A federal judge in U.S. District Court for the Northern District of Illinois has denied a motion to transfer the venue of a claim brought under the Employee Retirement Income Security Act.
A participant in BP Corp.’s retirement plan sued the company, and Metropolitan Life Insurance Co., to recover denied benefits from a life insurance policy. The plaintiff worked for the oil company in Southern Illinois until her retirement.
Her claim was brought in the Northern District of Illinois in 2015. BP Corp. filed a motion to move that venue earlier this year, citing a venue selection clause in its retirement plan, which stated the “only proper venue for any person to bring a suit against the plan or to recover benefits shall be in federal court in Harris County, Texas,” home of U.S. District Court for the Southern District of Texas.
BP Corp.’s U.S. headquarter is in Houston, Texas, where the company administers its retirement plan.
Attorneys for the plaintiff argued that BP plan’s venue provision “is contrary to the plain language" of the Employee Retirement Income Security Act's venue provision and that it contradicts the act's statutory intent.
ERISA explicitly states one of the law’s primary purposes is “to protect the interests of participants in employee benefit plans and their beneficiaries by providing for ready access to the federal courts.”
The plaintiff also alleged the forum selection clause was not included in the summary plan document, and therefore never disclosed.
In denying BP’s motion to have the case moved to Texas, Judge Ruben Castillo added to the body of conflicted case law on the validity of venue selection provisions in employer-sponsored benefit plans.
Most courts have upheld venue selection clauses, the judge noted in his decision, while others have found them to be in conflict with ERISA’s intention to give plan participants unfettered access to federal courts.

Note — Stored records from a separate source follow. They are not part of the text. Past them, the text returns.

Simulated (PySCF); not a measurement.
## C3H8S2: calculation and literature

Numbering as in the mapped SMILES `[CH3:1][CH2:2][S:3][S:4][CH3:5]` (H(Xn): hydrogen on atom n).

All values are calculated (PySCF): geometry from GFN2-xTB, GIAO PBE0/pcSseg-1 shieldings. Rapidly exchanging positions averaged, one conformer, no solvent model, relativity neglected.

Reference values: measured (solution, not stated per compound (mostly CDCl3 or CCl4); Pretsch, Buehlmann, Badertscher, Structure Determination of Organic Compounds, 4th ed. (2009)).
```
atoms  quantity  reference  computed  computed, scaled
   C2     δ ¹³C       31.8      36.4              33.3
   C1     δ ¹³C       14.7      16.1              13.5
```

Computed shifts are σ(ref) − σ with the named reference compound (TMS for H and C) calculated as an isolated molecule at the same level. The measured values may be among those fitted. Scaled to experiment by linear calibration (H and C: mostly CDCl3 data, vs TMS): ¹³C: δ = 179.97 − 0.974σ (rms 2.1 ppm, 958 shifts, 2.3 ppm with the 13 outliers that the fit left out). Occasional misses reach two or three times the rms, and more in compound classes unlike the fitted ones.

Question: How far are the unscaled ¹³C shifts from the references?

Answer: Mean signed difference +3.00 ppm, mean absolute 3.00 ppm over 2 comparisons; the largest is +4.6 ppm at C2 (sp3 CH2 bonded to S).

The dissenting rulings can be explained, in part, by ERISA’s language on venue selection, which says claims “may be brought in the district where the plan is administered, where the breach took place, or where a defendant resides or may be found,” according to the law.
No clear guidance
The U.S. Department of Labor has not issued formal guidance on venue selection clauses, though the agency has filed three relatively recent amicus briefs supporting plaintiffs’ claims that the clauses conflict with the spirit, intention and letter of ERISA.
In its motion, BP argued that restricting the venue to one of the options listed in ERISA — “where the plan is administered” — means its clause was consistent with the law. The company also argued its provision was “plain and unambiguous.”
Courts that have allowed sponsors’ venue selection clauses have relied on the word “may” in their decisions, and reasoned that because ERISA does not explicitly preclude the clauses, sponsors are within their right to limit where claims against them may be filed, Castillo explained in his ruling.
Castillo takes issue with that reasoning. While ERISA does not unambiguously preclude forum selection clauses, “neither does it unambiguously state that parties are entitled to restrict the venue options provided” under the law, Castillo wrote.
He also cited a 1987 decision in the 11th Circuit Court of Appeals, which ruled against the enforceability of a venue selection clause in a plan sponsored by Gulf Life Insurance Co.
“The sword that Congress intended participants to wield in asserting their rights could instead be turned against those whom it was designed to aid,” ruled the 11th Circuit in Gulf Life Ins. Co. v. Arnold.
In his decision, Castillo wrote, “forcing the plaintiff to litigate her claim in an inconvenient location seems hardly consistent with ERISA’s purpose of removing procedural obstacles that have hampered effective enforcement of fiduciary duties.”